# Has anybody done this to the back of their embroidery? What's the backing called?



## thutch15 (Sep 8, 2008)

Just curious if anyone else is going this and also how exactly it is done. On all my kids embroidered items the backside has some sort of protective layer. It helps make it real smooth against there skin. Thanks Troy


----------



## Guest (Jan 28, 2010)

This is a product that is heat pressed on the garment after the embroidery. It is called Cover The Back. I buy it from Textile Marketing in Farmers Branch, Texas. I have put it on all my childrens' embroidered clothing. Hope this helps.


----------



## American logoZ (Sep 16, 2009)

I buy this type of product by the bolt from Floriani and I heat press it to the back of all my embroidery (except caps). Heat pressing from behind helps set the embroidery and gives it a nice finished look. Adding this product to the back helps it feel nice against the skin, helps give a finished professional look, and assists with stability.


----------



## LUV DEM TIGERS (Jul 25, 2008)

Yes, I get mine by the roll from Floriani. It is a fusible mesh and can be ironed on afterwards. It is also great for ironing on before embroidering and using as a stabilizer. It keeps stretchy fabric from moving.


----------



## FatKat Printz (Dec 26, 2008)

I get mine from Gunold out of GA, I love it a roll has lasted me forever and I get compliments from my customers.


----------



## lexiandlala (Oct 19, 2009)

I use it on all my infant clothing for sure!
The one I buy is called fusible tricot. but I'm thinking should buy what everyone else uses by the roll instead!


----------



## deChez (Nov 10, 2007)

Cover A Stitch....I purchase mine from AllStitch.net

I do a good deal of hand embroidery work, and I love it for finishing backs of things like tea towels. 

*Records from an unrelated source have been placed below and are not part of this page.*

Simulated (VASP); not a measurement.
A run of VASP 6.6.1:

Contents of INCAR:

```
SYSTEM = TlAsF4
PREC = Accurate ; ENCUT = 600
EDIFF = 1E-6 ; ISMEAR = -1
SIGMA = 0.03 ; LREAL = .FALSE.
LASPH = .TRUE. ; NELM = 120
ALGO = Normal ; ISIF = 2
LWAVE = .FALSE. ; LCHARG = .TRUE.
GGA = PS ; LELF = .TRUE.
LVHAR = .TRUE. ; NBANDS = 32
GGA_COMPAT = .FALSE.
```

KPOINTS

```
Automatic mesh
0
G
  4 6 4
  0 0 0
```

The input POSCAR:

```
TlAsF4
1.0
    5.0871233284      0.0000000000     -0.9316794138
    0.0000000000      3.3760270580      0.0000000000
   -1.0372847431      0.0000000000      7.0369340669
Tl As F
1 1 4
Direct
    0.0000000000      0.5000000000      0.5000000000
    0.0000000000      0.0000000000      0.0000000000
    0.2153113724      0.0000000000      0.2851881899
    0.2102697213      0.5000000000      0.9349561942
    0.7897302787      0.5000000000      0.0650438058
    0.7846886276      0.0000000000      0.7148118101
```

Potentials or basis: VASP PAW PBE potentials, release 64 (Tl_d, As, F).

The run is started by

I also use it for mending, and for closing a rip or hole that I'm going to cover with machine embroidery.


----------



## lizd (Jun 20, 2009)

lexiandlala said:


> I use it on all my infant clothing for sure!
> The one I buy is called fusible tricot. but I'm thinking should buy what everyone else uses by the roll instead!


You don't have to buy the embroidery-specialty stuff. The fusible tricot interfacing is the same thing (I've used both) and it's much cheaper. Works great. I wouldn't recommend it as a stabilizer under the stitches, though, as someone previously suggested. But it seems to keep designs on tees more stable through washings, and I personally prefer to have the thread ends covered. 

Liz


----------



## thutch15 (Sep 8, 2008)

Is it normal for a heading to change? That is not the same heading I used and someone added "*What's the backing called?*" to my main post???


----------



## American logoZ (Sep 16, 2009)

Hey Troy. I see where you're from Missouri. What part of the state are you from? If you're near me, I'd be happy to cut you a sample of this stuff for you to try.


----------



## lizziemaxine (Nov 14, 2007)

deChez said:


> I also use it for mending, and for closing a rip or hole that I'm going to cover with machine embroidery.


Oh, that's a good idea. I'm going to give that a try.


----------



## American logoZ (Sep 16, 2009)

Sorry Sunnydayz. I'm not a distributor or anything, just offering to help out a neighbor....


----------



## Sparkys-Stitches (Feb 2, 2010)

deChez said:


> Cover A Stitch....I purchase mine from AllStitch.net
> 
> I do a good deal of hand embroidery work, and I love it for finishing backs of things like tea towels.
> 
> I also use it for mending, and for closing a rip or hole that I'm going to cover with machine embroidery.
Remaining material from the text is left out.